There are several threads talking about this, so this will be somewhat repetitious.
I don't find the argument that the USMLE was designed to be a test of minimum competence, and hence shouldn't be used for selection, terribly persuasive. It was in fact developed to test for minimum competence, to replace individual state exams. However the test characteristics do lend themselves to discriminating student performance. If the test really was "designed" (rather than developed) to test for minimum competence, then it should be relatively easy to get all the questions correct. You wouldn't want to ask rare or obscure facts -- instead you'd ask basic questions looking for minimum understanding. Consider the many online training modules you've probably had to complete to test your understanding of fire drills, or hand hygiene / precautions. Most modules like this have a test at the end to make sure you learned the material -- and usually you'll get 100% because it's pretty basic, and the minimum pass is 90% or so. That's a test that's been designed to test minimum competence -- it has maximal discriminatory power at that minimal knowledge level, and tells you nothing about middle or high achievers. The USMLE scoring is nothing like this.
What does S1 test? Honestly, I think it tests your ability to learn material. The actual content of the exam doesn't matter all that much. If you can learn the S1 material well and get a good score, you can probably learn the material I need you to know and get a good score.
What will the NBME do? I have no idea. But what is clear is that they feel their stakeholders are the FSMB and the AAMC, and they don't really care what anyone else thinks. They told us this, directly, at our national meeting. The FSMB really doesn't care what happens -- they only care about the P/F result in any case. The AAMC thinks this will improve the student experience and decrease stress. I doubt that -- the stress will just move to something else.
What's the likely timeline? Also unclear, but given the downstream effects I expect there would be a long lead in period to any change. The one change I could imagine might happen more quickly is quartiles -- instead of reporting scores, only reporting quartiles. This is a middle compromise -- takes away the pressure to get a 270 vs 260 vs 250. But unclear if it would really change how anyone preps for S1, and clearly hurts people who just miss a quartile cutoff (but helps people who just beat a quartile cutoff).

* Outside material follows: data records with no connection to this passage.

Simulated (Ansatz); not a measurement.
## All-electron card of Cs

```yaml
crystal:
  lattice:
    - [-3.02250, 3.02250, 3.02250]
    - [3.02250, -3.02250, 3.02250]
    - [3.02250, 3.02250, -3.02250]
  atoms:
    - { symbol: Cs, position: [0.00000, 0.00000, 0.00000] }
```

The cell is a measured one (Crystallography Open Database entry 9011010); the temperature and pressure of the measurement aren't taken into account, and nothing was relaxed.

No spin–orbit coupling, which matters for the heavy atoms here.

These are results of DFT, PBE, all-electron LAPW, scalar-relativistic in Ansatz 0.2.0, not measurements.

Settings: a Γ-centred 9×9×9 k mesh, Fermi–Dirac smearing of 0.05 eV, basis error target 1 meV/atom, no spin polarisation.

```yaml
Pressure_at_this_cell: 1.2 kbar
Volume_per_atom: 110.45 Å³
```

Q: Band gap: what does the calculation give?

What's the public comment period? It's a period of time where the NBME will accept comments from the public. There's no way they would actually publish those comments publicly.
How likely are changes from the initial proposal in June? Honestly, I think it's zero. They will take public comments, then just finalize their recommendations. I doubt anything people say will be anything new that they didn't consider beforehand. And as mentioned, the only people they care about are the FSMB and the AAMC.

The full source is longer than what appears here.